The NGV worked in collaboration with The Foundation of Napoleon in Paris to lend more than 100 of its greatest treasures to the winter exhibition. Some exhibits were already housed in Australia.
On exhibit is the full replica suite of the legendary Empire Jewellery that was presented to Napoleon’s second wife, Empress Marie-Louise. The replica is made of gold, silver, white sapphires, diamonds and garnets (in place of rubies) and was recreated in 1911 by the luxury French jewellery house, Chaumet, as the original suite was damaged beyond repair from wear and tear by subsequent heirs.

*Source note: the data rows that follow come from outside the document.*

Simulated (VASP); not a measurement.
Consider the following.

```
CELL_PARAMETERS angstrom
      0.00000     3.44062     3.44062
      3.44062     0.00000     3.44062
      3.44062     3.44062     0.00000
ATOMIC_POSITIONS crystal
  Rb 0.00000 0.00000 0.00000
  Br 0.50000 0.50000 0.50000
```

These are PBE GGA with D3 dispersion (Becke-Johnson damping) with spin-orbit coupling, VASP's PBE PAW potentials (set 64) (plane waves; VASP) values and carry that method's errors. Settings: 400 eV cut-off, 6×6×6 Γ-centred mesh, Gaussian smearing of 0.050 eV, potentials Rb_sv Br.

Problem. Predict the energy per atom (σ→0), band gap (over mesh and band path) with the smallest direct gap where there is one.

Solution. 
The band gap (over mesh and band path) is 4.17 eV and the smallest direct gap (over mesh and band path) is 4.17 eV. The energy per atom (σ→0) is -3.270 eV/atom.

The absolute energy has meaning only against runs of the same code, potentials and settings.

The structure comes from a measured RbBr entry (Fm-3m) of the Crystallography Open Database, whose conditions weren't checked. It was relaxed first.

A personal gold bracelet worn by Napoleon’s mother, Maria Letitia Ramolino Bonaparte, is also on exhibit. The piece is acrostic in that it spells her name ‘Letitia’ by using semiprecious stones, which are used in succession – Lapis Lazuli, Emerald, Turquoise, Idocrasio, Tourmaline, Ialino (Hyaline) and Amethyst. It has been loaned by the Napoleonic Museum in Rome (Museo Napoleonico).
The 300-piece exhibition titled ‘Napoleon: Revolution to Empire’, has opened at National Gallery of Victoria’s (NGV).
The exhibition includes other luxury items such as an impressive collection of furniture, paintings and ornaments. Also on display are Napoleon’s uniforms, decorative weaponry and trademark hat, as well as his first wife’s (Josephine) jewellery, books and silverware, all of which showcase the power-couple’s status and wealth.
The exhibition explores the strong cultural and scientific links that existed between Australia and France between the 1770s to the 1820s, including Josephine’s fascination with Australia following the publication of Captain Cook’s explorations.
Showcased in books and maps is information that was collected on an 1805 voyage that Napoleon funded to chart the southern Australian coastline we now know as Victoria, which was then named ‘Terre Napoleon’ (Napoleon Land).
The Bonaparte’s home, Chateau de Malmaison, an estate just outside Paris, held kangaroos, emus and other Australian wildlife including black swans. Josephine’s fascination with Australian flora and fauna led her to become the first person to breed Australian black swans in captivity; she also introduced the wattle and eucalyptus to France from the thousands of specimens brought back from the legendary Baudin voyages to Australia. All flora and fauna still thrive in France today.
More information: Napoleon: Revolution to Empire exhibition will run up until October 7, 2012, daily from 10am – 5pm and until 9pm every Wednesday.